Yesterday we received two somewhat contradictory stories regarding the future viability of coal, although ultimately they are reconcilable.
On one side we saw the government release its Mid-Year Economic and Fiscal Outlook showing a noticeable deterioration in the budget deficit within almost six months of the May budget, due to changes in the economic outlook. According to the budget papers, “changes to the economic outlook since the Budget are driven by the sharper than expected fall in the terms of trade, including significant falls in prices of iron ore and coal, and weaker wage growth.”
The price of iron ore has copped a hammering thanks to China’s effort to rein in construction activity to ensure more sustainable levels of economic growth. This has of course had flow-on effects for metallurgical coal, with Treasury now assuming prices for metallurgical coal that are almost a third of what they were just 2½ years ago. In addition, Treasury is now assuming thermal coal prices of almost half what they were 2½ years ago.

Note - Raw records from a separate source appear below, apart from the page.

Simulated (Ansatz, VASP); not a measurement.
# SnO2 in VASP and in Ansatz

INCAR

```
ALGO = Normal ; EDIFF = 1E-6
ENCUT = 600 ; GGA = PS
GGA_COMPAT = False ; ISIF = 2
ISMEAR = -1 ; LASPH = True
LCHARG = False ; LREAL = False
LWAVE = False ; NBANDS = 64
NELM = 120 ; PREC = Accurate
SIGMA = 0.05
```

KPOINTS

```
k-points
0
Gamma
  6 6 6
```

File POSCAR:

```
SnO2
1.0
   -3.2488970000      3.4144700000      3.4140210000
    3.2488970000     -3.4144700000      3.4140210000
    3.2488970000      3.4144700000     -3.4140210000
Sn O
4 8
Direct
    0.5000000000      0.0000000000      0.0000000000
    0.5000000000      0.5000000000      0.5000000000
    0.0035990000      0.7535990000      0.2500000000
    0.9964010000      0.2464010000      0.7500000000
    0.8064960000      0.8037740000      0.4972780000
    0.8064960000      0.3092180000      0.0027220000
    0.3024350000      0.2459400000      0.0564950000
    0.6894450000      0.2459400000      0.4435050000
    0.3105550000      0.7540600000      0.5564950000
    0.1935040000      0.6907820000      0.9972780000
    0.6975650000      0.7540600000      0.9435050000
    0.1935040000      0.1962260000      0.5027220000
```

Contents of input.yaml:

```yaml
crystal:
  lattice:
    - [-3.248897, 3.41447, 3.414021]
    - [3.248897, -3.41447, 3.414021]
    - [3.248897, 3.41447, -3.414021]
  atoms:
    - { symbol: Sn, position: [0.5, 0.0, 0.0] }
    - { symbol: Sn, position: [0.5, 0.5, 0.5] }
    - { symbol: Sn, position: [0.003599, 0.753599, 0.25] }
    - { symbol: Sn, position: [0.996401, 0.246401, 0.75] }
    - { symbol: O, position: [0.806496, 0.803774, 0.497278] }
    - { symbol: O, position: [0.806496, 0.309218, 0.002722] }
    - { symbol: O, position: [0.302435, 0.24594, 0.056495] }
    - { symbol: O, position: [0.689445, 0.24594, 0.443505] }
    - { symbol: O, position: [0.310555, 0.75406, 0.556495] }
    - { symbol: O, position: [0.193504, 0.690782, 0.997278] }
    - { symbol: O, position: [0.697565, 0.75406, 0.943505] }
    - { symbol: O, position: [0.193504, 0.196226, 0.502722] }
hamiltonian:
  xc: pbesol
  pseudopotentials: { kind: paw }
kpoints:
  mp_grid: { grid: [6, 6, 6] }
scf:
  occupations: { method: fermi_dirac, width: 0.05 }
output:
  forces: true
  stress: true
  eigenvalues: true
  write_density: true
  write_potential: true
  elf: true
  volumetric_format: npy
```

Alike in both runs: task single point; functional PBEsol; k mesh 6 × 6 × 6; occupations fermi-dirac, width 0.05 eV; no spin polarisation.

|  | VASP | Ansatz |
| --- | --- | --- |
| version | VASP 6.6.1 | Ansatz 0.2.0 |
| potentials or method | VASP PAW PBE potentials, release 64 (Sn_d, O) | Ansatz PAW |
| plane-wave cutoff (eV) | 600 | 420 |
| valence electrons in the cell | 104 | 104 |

Figure: Coal Prices (US$/t): Actual and Treasury’s MYEFO assumption
Source: Institute for Energy Economics and Financial Analysis based on Platts, Bloomberg and Treasury information.
Tim Buckley, former head of Australasian equity research at global bank Citi, who now focuses on analysing the financial risks associated with carbon-intensive assets, suggested this should act as a warning to state and federal governments about sinking any more government money into building water, port or rail infrastructure to open up the Galilee Coal Basin – something Queensland Premier Campbell Newman has already announced he wants to do.
“We have long argued that once the $A10-14 billion of capital costs are taken into account, the Galilee coal projects are commercially unviable given the structural decline of thermal coal. It now seems the Australian Treasury agrees with us,” said Buckley, who is the director of Energy Finance Studies Australasia at the Institute for Energy Economics and Financial Analysis.
To emphasise the risks Australia faces from a dependence on coal Buckley highlights UK Energy Secretary Ed Davey's comment last week that fossil fuel companies could become “the sub-prime assets of the future ... investing in new coal mines is going to get very risky.”
On the counter side to Buckley, the International Energy Agency released its Medium-Term Coal Market Report suggesting that despite the decarbonisation push, global demand for coal over the next five years will continue marching higher, breaking the 9 billion tonne level by 2019.
This is in spite of the IEA projecting coal use in OECD member countries to decline over the next five years as growth in Turkey, Korea and Japan fails to offset declines in Europe and America.
In America while the agency notes the effect of shale gas on international energy markets has been exaggerated, that will, in combination with air pollution controls, lead to a 1.7% decline in US coal use per year on average.
In relation to Europe, it pours cold water on conservative think-tank propaganda about a revival of coal use in Europe, stating:
"The coal renaissance in Europe was only a dream. As announced in former Medium-Term Coal Market.
"Reports, coal use increase in Europe in recent years was a temporary spike ... after 2012, coal demand began to decline due to moderate economic growth, energy efficiency gains, increasing renewable energy sources and coal plant retirements. Nothing new has happened to change our views.”
Nonetheless, growth in coal consumption in China and to a lesser extent India and South-East Asia, overwhelms the decline in the OECD.
This is even though the IEA agrees with Buckley that the Chinese-driven coal boom is over. They both believe China’ coal demand growth will moderate due to lower economic growth and a notable decoupling of economic growth from energy demand, as well as what the IEA calls “staggering” growth in China’s use of renewables, nuclear and gas. Nonetheless the IEA expects growth in coal consumption will still be required and will not peak in the next five years, even though they also note “longer-term trends might suggest peak coal in China during the next decade”.
Due to the huge size of China’s coal consumption, even this moderation in coal demand growth still means it completely overwhelms declines in the US and Europe over the next five years.
No doubt the coal lobby will favourably cite this new analysis by the IEA to suggest that Australia continue to hook its economic cart to the extraction of coal. However, the IEA also accompanied its forecast of continued growth in coal with a health hazard warning.
IEA executive director Maria van der Hoeven said at the launch of the report:
"Although the contribution that coal makes to energy security and access to energy is undeniable, I must emphasise once again that coal use in its current form is simply unsustainable."